Operation Winter SHIELD (Securing Homeland Infrastructure by Enhancing Layered Defense) distills the FBI’s 10 most impactful actions organizations can take to improve resilience against cyber intrusions. These recommendations were developed with domestic and international partners and draw on recent investigations to reflect adversary behavior and defensive gaps.

Below are the FBI's recommended actions along with enhanced commentary or guidance from Texas A&M System Cybersecurity for members to implement the recommended actions.

Adopt phish-resistant authentication

Why: Many breaches start with stolen passwords. Phish-resistant methods make it significantly harder for attackers to gain access.

The A&M System provided guidance to members in July 2025 to begin eliminating MFA methods that were not considered phish-resistant. We continue to encourage members to adopt phish-resistant solutions and deprecate legacy MFA methods as soon as possible.

Implement a risk-based vulnerability management program

Why: Adversaries often exploit known vulnerabilities that remain unaddressed due to a lack of ownership, an undefined mitigation process, and unclear deadlines for resolution.

The A&M System considers vulnerability management to be an essential part of a robust information security program. Members should utilize CISA Known Exploited Vulnerabilities (KEV) indicators with their vulnerability management platform to prioritize remediation of those vulnerabilities that do not have compensating controls to prevent exploitation.

Track and retire end-of-life technology on a defined schedule

Why: End-of-life systems no longer receive security updates and, as a result, are routinely targeted.

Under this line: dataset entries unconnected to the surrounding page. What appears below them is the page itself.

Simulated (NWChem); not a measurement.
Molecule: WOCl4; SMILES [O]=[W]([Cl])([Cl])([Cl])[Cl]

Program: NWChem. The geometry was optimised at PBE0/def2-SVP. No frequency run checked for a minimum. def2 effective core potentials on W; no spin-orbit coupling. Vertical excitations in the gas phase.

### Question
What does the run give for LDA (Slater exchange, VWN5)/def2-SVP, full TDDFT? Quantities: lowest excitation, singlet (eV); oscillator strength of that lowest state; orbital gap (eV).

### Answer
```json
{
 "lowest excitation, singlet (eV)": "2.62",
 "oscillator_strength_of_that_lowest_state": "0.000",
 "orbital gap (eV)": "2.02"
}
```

The A&M System has made a substantial investment in a unified cyber asset management platform to enable members’ visibility and insight into managed assets and their associated risks, including end-of-life status.

Manage third-party risk

Why: An organization’s security extends only as far as its least-protected vendor with network or data access. Adversaries often exploit these gaps to bypass stronger defenses.

The A&M System leverages third-party risk management and attack surface management platforms to monitor risks from the system’s most commonly utilized vendors and consider those risks in the overall cyber defense posture. Members are encouraged to further adopt the system's third-party risk management platform to monitor member-specific vendors.

Protect security logs and preserve for an appropriate time period

Why: Reliable, preserved logs are essential for detection, response, and attribution. Adversaries often attempt to erase them.

The A&M System consumes and preserves relevant security logs from all systems protected under the Managed Detection and Response service in an isolated environment that would be inaccessible to adversaries during an attack on a member institution.

Maintain offline immutable backups and test restoration

Why: Backups are routinely targeted early in intrusions; resilience depends on isolation and tested recovery.

The A&M System has partnered with Texas A&M University to offer an immutable backup and data protection solution, enabling members to store critical institution data in a backup store isolated from the member’s production environment.

Identify, inventory, and protect internet-facing systems and service

Why: Unnecessary exposure creates low-effort entry points for attackers.

The A&M System utilizes several third-party sources of data to identify the internet-facing attack surface for each member and engages members when risks in need of mitigation are observed.

Strengthen email authentication and malicious content protections

Why: Email remains a favored initial access vector for intrusions and fraud.

The A&M System’s Managed Detection and Response service disrupts the kill chain when an adversary attempts to exploit a user through email to launch a cyber attack.

Members must continue to regularly educate users of the signs of fraudulent emails and the importance of adhering to business processes so as to not become a victim of business email compromise.

Reduce administrator privileges

Why: Broad, persistent administrative access enables rapid escalation when credentials are compromised.

The A&M System recommends minimizing the use of administrator privileges to the greatest extent possible. Use tools such as self-service software centers and endpoint privilege management to scope and limit the level and duration of administrative privilege assigned to standard users.

Exercise your incident response plan with all stakeholders

Why: Practiced organizations respond faster, contain more effectively, and reduce impact.

The A&M System provides tabletop exercises for incident response integrated with the managed detection and response service, and partners with third-party consultancies to deliver a variety of other tabletop exercises for members.


For detailed guidance on how to implement the ten actions outlined above, visit the FBI’s Operation Winter SHIELD website at https://www.fbi.gov/investigate/cyber/ten-actions-to-improve-cyber-resiliency.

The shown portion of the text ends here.